How to tell you’re back in Vancouver

15 06 2016
  1. Someone on the plane (in first class) wants to put their briefcase in the overhead compartment but people are still boarding in the aisles. You stop, gesture to him to proceed. He glances at you with a blank look, puts his briefcase away, and sits back down without any more acknowledgement or thanks.
  2. In the washroom at the airport after disembarking, you’re heading inside for a quick pee. Someone goes into the handicap stall and immediately, someone else starts yelling at him.”Hey, that’s my stuff!” a man wearing all white shouts at the first man. He gestures to a shopping cart full of knickknacks parked outside of the stall. “Don’t touch my stuff. It’s taken me a very long time to get everything. Can’t you see all my stuff?””I’m sorry,” the man apologizes. “I didn’t know you were using the stall.”

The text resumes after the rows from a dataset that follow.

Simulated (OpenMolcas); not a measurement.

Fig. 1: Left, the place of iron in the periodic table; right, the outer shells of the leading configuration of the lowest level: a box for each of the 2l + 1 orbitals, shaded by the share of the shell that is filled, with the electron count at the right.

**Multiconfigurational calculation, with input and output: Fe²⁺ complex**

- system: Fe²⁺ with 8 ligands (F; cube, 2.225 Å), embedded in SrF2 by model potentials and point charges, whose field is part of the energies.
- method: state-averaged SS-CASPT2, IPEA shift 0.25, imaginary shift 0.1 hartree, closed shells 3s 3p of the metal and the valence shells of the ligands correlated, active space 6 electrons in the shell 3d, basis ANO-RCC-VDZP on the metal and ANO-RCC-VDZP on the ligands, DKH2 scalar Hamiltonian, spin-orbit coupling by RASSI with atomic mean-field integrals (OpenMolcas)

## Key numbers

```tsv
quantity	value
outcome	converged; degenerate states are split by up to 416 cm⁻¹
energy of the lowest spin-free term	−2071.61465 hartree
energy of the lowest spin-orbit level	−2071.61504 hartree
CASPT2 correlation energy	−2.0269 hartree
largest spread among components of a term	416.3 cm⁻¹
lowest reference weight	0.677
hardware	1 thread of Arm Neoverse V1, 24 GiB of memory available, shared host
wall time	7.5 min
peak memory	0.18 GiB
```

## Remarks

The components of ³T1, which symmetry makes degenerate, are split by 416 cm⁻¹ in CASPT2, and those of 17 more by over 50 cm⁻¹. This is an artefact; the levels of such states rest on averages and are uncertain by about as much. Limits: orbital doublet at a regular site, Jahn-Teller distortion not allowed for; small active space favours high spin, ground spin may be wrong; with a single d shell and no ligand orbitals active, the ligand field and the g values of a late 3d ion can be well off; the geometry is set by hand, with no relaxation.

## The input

    “Are you blind? My stuff is all here,” he retorts. “That means someone’s using it, ya idiot!”

    The man in white continues berating the other man, who now clearly wants to leave the washroom but still needs to do his business at the same time. Meanwhile, everyone else at the urinals pees uncomfortably as the man’s voice echoes throughout the room, and you can’t help but think to yourself, Yep. Definitely back in Vancouver.